$SPY – Up, up, up…

After muddling around for nearly two weeks in a sideways-to-down consolidation, SPY and the rest of market appears now to want to go up, up, up.

Friday, the most important triggers all lined up as buy signals – short-term breadth, long-term breadth, and price. In addition, the VIX also is in line, and happens to be below 15 which is bull-market territory.

These are signals that repeat again and again in the market.

First, a low above a low pattern on the short-term breadth, measured by the McClellan Oscillator (the NYMO, see the green circles on the chart below), then an upturn in long-term breadth, measured by the McClellan Summation index (the NYSI, see the green vertical line on the chart for Friday), followed by a a follow-through in price (which appears to happening in the futures for Monday).

And oftentimes, when all of these bullish signals are in play, they result in a 10-to-14 week upswing in the market from the bottom on the NYMO (three weeks ago). If so, this rally could easily go to what they say — “sell in May and go away…”. And that could challenge the all-the highs.

I still think this is a major bear-market rally but in the meantime it’s buy and hold the swing and buy the dips when and if they come, until further notice.

(click on the chart for a larger view)

2 thoughts on “$SPY – Up, up, up…

  1. Really Like Your Work! On SPY chart dated 3/29/19 posted 4/1/19 you are using NYMO as your ST indicator and NYSI as LT Indicator any special reason you’ve choose these for the SPX Index and not the S&P500 ? Just curious.
    Assuming these are the Breadth and not the Volume McClellan data.
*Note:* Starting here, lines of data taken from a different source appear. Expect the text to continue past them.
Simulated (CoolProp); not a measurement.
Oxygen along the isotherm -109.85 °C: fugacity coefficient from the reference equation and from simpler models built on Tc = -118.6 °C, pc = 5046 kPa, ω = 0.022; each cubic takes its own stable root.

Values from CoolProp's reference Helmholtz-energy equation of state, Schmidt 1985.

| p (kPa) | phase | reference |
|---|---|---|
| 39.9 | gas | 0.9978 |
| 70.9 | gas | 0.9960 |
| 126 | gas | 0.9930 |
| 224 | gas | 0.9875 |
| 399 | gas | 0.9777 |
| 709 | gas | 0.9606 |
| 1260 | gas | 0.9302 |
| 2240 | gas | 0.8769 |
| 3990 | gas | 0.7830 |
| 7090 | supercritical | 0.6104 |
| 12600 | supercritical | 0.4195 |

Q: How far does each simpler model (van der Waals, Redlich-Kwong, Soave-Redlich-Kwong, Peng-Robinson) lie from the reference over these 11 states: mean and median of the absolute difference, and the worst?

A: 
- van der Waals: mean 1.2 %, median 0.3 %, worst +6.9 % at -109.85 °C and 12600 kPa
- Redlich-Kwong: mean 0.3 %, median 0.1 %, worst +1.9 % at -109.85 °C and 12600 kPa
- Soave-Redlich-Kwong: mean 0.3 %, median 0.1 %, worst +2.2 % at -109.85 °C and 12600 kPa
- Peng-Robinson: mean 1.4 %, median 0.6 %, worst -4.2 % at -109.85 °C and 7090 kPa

    Would have never thought of using them this way and sure looks impressive.

    Thank You for all the Great Trading Knowledge you share here


    1. The NYMO/NYSi are breadth indicators. There are those who prefer the volume McClellan indicators, which are quite reliable also, either as supplements to the NYMO/NYSI or are their main go-to, but I discovered these back in 1987 while I was losing every dollar of saving I had up until then and have been using them ever since. I also use them over the those on the Nasdaq (NYAMO/NASI) since they are measuring where the big money is in the mass psychology of the market. I have them back on charts back to 1924. As far as I’m concerned the are the endlessly spinning wheel at the heart of the market. Thanks for the note.